ADVANTAGES OF THE PRESENT DISCLOSURE
[00130] The present disclosure provides an integrated approach to improve sensing range and accuracy by utilizing both azimuth and elevation planes for target localization.
[00131] The present disclosure improves clutter suppression in complex environments.
[00132] The present disclosure dynamically adjusts sensing beams to optimize performance across different environmental conditions.
[00133] The present disclosure seamlessly combines communication and sensing functionalities, leveraging Fifth Generation (5G) New Radio (NR) signals to perform both tasks efficiently without compromising system performance.

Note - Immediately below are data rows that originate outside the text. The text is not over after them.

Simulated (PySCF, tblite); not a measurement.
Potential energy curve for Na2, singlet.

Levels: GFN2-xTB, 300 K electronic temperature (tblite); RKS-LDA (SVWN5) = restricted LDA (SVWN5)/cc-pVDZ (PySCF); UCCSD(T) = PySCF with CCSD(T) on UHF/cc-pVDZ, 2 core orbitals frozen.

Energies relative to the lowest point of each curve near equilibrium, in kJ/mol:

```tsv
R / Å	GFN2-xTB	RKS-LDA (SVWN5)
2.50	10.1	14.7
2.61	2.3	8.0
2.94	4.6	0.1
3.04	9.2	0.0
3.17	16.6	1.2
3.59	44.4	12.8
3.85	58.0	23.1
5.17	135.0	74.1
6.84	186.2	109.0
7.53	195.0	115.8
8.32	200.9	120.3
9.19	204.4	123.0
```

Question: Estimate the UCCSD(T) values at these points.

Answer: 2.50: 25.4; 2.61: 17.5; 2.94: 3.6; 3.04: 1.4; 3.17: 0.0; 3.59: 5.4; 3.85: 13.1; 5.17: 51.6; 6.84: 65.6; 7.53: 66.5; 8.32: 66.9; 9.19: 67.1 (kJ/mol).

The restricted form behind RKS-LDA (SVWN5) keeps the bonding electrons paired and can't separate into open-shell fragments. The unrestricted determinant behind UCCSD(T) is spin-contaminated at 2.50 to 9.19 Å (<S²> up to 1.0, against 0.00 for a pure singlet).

, Claims:1. A method for characterization of one or more objects using a beamforming-based Integrated Sensing and Communication (ISAC) system, comprising:
transmitting, by a sensing system (102), sensing signals comprising a synchronization signal block (SSB) beam in an azimuthal plane and an elevation plane;
capturing, by the sensing system (102), reflected sensing signals corresponding to the transmitted sensing signals;
filtering, by the sensing system (102), effective sensing signals from the reflected sensing signals based on a threshold value;
upon retrieving the effective sensing signals corresponding to the azimuthal plane and the elevation plane, correlating, by the sensing system (102), the effective sensing signals with the transmitted sensing signals for each delay block for a D-number of azimuthal scan and a D-number of elevation scan, wherein D pertains to a number of delay blocks in the sensing system (102);
retrieving, by the sensing system (102), azimuthal scan sensing information and elevation scan sensing information from correlation between the transmitted sensing signals and the effective sensing signals, during the azimuthal scan and the elevation scan, respectively;
iteratively integrating, by the sensing system (102), the azimuthal scan sensing information and the elevation scan sensing information obtained by performing D-number of azimuthal and elevation scans to estimate an Angle of Arrival (AoA) and a range of the one or more objects;
processing, by the sensing system (102), the integrated data to identify signatures representing distinctive characteristics of the one or more objects;
generating, by the sensing system (102), a signature grid from the identified signatures; and
identifying, by the sensing system (102), patterns of the one or more objects by analysing spatial and temporal relationships within the signature grid.
2. The method as claimed in claim 1, wherein the reflected sensing signals are caused by reflections from the one or more objects or environmental conditions characterized by radar cross-sections (RCS).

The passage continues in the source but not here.